What Kind of Hole?


There are two types of holes. There is the horizontal and the vertical hole. The horizontal excavation tells you about the site at a given time. Such as the rubbish pits there defensive arrangement, and the arrangements they made to keep animals. . The Vertical excavation tells you about the relationship there is before and after it.

The technique of digging the hole horizontal has an advantage for shallow sites and where the horizontal picture is more important then the vertical picture. An example would be the Paleolithic and the Mesolithic sites where the remains of any buildings are rare. The Vertical excavation tells archaeologists about the relationship there is before and after it. In the early decades of the 20th century when archaeology, was concerned about the excavation techniques that had to be concentrated on focusing on the vertical dimension. The best-known way of figuring it out was Sir Mortimer Wheeler’s box or grid system. This meant that the site had to be divided up into squares.

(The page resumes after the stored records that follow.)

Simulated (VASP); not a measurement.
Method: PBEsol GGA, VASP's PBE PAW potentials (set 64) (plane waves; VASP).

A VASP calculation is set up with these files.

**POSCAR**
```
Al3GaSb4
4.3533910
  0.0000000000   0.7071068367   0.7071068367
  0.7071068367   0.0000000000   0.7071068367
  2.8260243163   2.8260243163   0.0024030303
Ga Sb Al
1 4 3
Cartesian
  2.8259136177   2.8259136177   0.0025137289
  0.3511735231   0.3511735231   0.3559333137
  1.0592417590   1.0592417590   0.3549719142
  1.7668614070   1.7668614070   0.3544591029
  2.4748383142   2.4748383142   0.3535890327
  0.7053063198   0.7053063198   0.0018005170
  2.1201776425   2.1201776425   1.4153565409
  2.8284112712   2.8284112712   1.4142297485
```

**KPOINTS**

There is no categorically way having to dig in every case. Each site must be assessed meaning what the landscape of what the site is on and the circumstances are. Laying out the site they must make a contour survey of the land (earthwork plan) in detail to show the terrain before any land is removed. Whenever archaeologists make a layout and put markers in. They always must have part of the layout outside of the excavation in case the markers that show the reference point get knocked over they can put them back in the same spot.